Tuesday, July 31, 2007

how difficult is it?

there is an overall lack of a few things in my world: a genuine "sorry" and "thank you."

sorry is WAAY overused, and rarely genuine. i am the first to apologize or admit screwing up. it isn't that hard. it is so true that crow is much easier to eat warm. why can't people understand this? if you fuck up, cop to it. people are more likely to forget you messed up if you apologize afterward, and extremely likely to remember if you pretend it wasn't your fault and go on behaving that way.

also, i make a point of listening for "thank you." it's used sarcastically, for god's sake. why can't people use it when the situation calls for it?

one of my cosmetology professors talked to me after i went home for christmas vacation a year and a half ago. i told her that i ended up doing 4 haircuts and a color. her next question: how much did you make? of course, i didn't make anything. i didn't charge anything because they were family, i said. how can you charge family? i didn't pay for anything except for color, so i didn't lose money.

she got very serious, even angry, and sat me down.

she explained that even a haircut is valuable. granted, nothing is used aside from water and minimal product. it dulls scissors a bit, and sharpening isn't cheap. but her stance was that my time is valuable. my time is worth money. everyone should be charged something, she said. once i don't charge people the first time, they expect free services from then on. and next thing you know, i'm taking hours of my time each month giving people free services. she said that she has NEVER given family free service, with one exception: her mom. she doesn't charge her family or friends full price, but she does charge them. she didn't spend years in school and pay lots in tuition to offer everyone she knows lifetime beauty service for nothing. she said, "it's fine while you're in school. but after you graduate, you will charge people. i don't care who they are."

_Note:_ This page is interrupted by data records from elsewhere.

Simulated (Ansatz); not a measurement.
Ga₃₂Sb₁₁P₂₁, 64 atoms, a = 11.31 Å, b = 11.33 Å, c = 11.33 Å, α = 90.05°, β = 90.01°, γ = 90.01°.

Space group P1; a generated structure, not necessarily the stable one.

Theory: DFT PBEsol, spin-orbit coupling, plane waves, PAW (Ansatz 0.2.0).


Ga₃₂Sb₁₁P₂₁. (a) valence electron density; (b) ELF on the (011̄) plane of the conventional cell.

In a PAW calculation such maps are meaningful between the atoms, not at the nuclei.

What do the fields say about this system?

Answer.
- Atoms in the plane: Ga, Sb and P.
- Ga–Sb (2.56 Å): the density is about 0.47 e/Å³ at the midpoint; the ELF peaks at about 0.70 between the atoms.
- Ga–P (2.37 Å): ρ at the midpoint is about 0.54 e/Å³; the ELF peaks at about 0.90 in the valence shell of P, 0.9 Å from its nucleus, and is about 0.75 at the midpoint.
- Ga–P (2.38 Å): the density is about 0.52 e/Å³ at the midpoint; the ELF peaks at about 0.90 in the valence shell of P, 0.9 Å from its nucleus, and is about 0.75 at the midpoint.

this is tough for me. i'm the first to want to do nice things for people, and i have a hard time explaining how valuable an hour out of my day is to provide someone with something they would be paying for otherwise.

and then when i end up giving a close friend a free haircut, or facial, pedicure, ANYTHING, i rarely get a "thank you." or even an "i owe you one." the things i get told i will get in return are never given. and these people will come back to me and expect my services again.

how do i put a stop to this? how do i jeopardize friendships by explaining that i no longer provide free services without payment or something comparable?

if i use her rule for free service, the only people i owe service to are my parents, and sunny and dave, for housing me for two years while i went to school. ironically, those four people would offer, and often insist, to give me money.

money is nice, since i'm in the negative every month. but appreciation and/or recognition is paramount to me. yet people can't find the courtesy to do even that.

maybe i'll offer people free haircuts.. of my choice. mullet anyone?